New businesses bring life to historic downtown building

Fred McCormick
Black Mountain News

One of the most recognizable buildings in Black Mountain’s downtown historic district won’t remain empty much longer.

Known as the Brown Livery Stable at 108 Sutton Ave. in the National Register of Historic Places, the formerly-three-story brick structure with commercial space on the top level (139 Cherry St.), will soon be home to two new businesses.

Asheville-based Poppy Hand-Crafted Popcorn plans to occupy the top floor of the building, which is accessible through an entrance on Cherry Street. A bookstore/coffee and gift shop, known as Sassafras on Sutton, plans to move into the bottom floor.

The head chef for Poppy Handcrafted Popcorn, Todd Hogoboom, makes the first batch of popcorn at the business's new headquarters in downtown Black Mountain.

Poppy opened on Merrimon Avenue in Asheville in 2014 as a retail shop for Ginger Frank’s homemade popcorn. She partnered with co-owner Lori Blankenship, and the business “took off like wildfire,” Frank said.

“We started out just selling popcorn to folks in Asheville,” Frank said. “Very quickly we started getting requests for other retailers to carry our popcorn. We did research, changed our packaging and began offering our popcorn wholesale. The retail and wholesale businesses just grew so quickly.”

Originally intended as retail-only space, the location on Merrimon struggled to keep pace with the growing demands of a booming wholesale business that supplies products to more than 300 retailers in 45 states. Rising real estate costs in Asheville shifted the attention of Frank and Blankenship east to the Swannanoa Valley.

“We were originally looking for just a production facility, but we came upon this space that allowed us to do production and, because of its location, retail in Black Mountain,” Frank said. “The minute I drove up to the building I was like ‘Oh my gosh, I really love this building.’”

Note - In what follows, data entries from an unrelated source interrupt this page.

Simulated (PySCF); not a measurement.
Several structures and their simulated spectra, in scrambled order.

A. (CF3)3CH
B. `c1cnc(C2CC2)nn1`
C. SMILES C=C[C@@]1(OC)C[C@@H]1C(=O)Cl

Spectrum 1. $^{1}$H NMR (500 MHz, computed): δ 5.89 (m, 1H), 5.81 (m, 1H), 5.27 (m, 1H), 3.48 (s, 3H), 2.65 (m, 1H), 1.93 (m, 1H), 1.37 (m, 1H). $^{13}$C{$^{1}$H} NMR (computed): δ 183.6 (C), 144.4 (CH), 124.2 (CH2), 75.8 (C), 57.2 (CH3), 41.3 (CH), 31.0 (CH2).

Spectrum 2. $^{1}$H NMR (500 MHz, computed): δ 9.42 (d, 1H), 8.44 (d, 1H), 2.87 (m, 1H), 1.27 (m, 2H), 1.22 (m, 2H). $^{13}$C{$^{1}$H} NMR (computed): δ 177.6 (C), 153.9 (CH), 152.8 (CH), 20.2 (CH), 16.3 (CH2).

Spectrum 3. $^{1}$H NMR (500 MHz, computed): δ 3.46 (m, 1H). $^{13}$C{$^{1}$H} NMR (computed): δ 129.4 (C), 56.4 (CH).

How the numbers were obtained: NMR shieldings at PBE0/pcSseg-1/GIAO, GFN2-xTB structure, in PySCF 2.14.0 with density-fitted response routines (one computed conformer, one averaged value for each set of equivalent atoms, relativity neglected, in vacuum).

The top two floors of the building, which have since been converted to a single level,  were constructed in 1915. The stone foundation of the building dates back to 1895, when Jim McKoy redeveloped what was once a general store and post office into the livery stable.  

The building’s owner, Ryan Israel, said considerable renovations were done to the interior of the structure after he purchased it in 2011.

“With it being a historical building it had to be renovated to those standards,” he said. “We had to work on the interior, and that work had to be in-line with the original building..

Wooden structural support beams were removed from the bottom floor, Israel said.

“The top floor had wooden trusses and one of those trusses failed,” he said. “We had to lift the building around six inches and encase that beam with steel, and then encase that with wood so it would remain historically correct. There were a lot of renovations done there from the ground up.”

Using natural ingredients, Poppy began production of its 21 flavors of handcrafted popcorn on Nov. 16. It will open to retail customers for Holly Jolly on Friday, Dec. 1.

“We’re really excited, it’s definitely going to be a beautiful store,” Frank said. “People will enjoy coming by and checking us out, if they’re not familiar with us already.”

Poppy’s location in Asheville will continue to operate as a retail store.

Below Poppy’s, accessible from Sutton Avenue, will be Sassafras on Sutton, owned by author Susanne Blumer and her husband Cole, who are moving to the area from upstate South Carolina, where they’ve owned a farm for more than a decade.

Sassafras on Sutton, a gift shop, coffee shop and bookstore, will open on the bottom floor of the old Brown Livery Stable in Black Mountain.

“My husband’s father was a PCUSA (Presbyterian Church USA) minister, so he grew up going to Montreat,” Susanne Blumer said. “We’ve continued coming to the area throughout our marriage and we felt it was time for a change.”

Sassafras on Sutton will feature handmade gifts and coffee, for which Blumer hopes to partner with a local roaster, she said.

There will also be a “substantial selection” of books, according to the published children’s author.

“My daughter and I have a book series called 'Piper Periwinkle,'” Blumer said. “My 13-year-old daughter writes that with me.”

The store will also host events like book signings and provide “a place for local people to come too,” she said.

Blumer and her daughter will be on hand at Holly Jolly, she said, but the business will not open permanently until early February.